Question

1. 3 - x < 9 + 5x

a. make a prediction for the sign of x by comparing the expressions on either side of the inequality sign. will it include positive or negative values? explain.
b. solve for x on the open number line.

Explanation:

Step1: Isolate x - terms on one side

Add x to both sides of the inequality $3 - x<9 + 5x$. We get $3<9 + 5x+x$, which simplifies to $3<9 + 6x$.

Step2: Isolate the term with x further

Subtract 9 from both sides: $3-9<6x$, so $- 6<6x$.

Step3: Solve for x

Divide both sides by 6. Since 6 is positive, the inequality sign remains the same. We have $\frac{-6}{6}<\frac{6x}{6}$, which gives $-1 < x$.

a. Prediction for the sign of x

The left - hand side is $3 - x$ and the right - hand side is $9+5x$. The constant on the right (9) is larger than the constant on the left (3). To make the left - hand side less than the right - hand side, when we solve the inequality, we find that $x>-1$. So x will include positive values. As $x$ can take values like 0, 1, 2 etc. which are positive and also values between - 1 and 0.
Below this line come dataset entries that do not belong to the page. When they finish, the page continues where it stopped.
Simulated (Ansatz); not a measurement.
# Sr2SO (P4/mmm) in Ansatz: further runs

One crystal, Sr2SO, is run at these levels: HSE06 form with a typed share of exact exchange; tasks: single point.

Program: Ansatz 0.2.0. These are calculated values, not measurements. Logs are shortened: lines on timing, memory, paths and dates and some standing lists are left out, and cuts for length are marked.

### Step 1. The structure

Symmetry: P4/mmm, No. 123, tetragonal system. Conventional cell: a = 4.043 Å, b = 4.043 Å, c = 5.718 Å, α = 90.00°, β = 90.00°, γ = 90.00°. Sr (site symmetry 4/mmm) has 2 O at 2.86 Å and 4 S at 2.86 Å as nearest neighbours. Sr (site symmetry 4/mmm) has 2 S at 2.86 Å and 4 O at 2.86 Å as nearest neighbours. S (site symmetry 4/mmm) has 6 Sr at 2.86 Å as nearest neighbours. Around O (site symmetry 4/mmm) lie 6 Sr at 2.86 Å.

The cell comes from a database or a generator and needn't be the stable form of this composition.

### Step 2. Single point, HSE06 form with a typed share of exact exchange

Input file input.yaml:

b. Representation on number line

Draw an open number line. Mark a point at - 1. Since $x>-1$, we draw an open circle at - 1 (because x is not equal to - 1) and draw an arrow to the right of - 1 to represent all the values of x that satisfy the inequality.

Answer:

a. x will include positive values. When we solve the inequality, we find $x > - 1$, which includes positive values.
b. Draw an open circle at - 1 on the number line and an arrow to the right of - 1.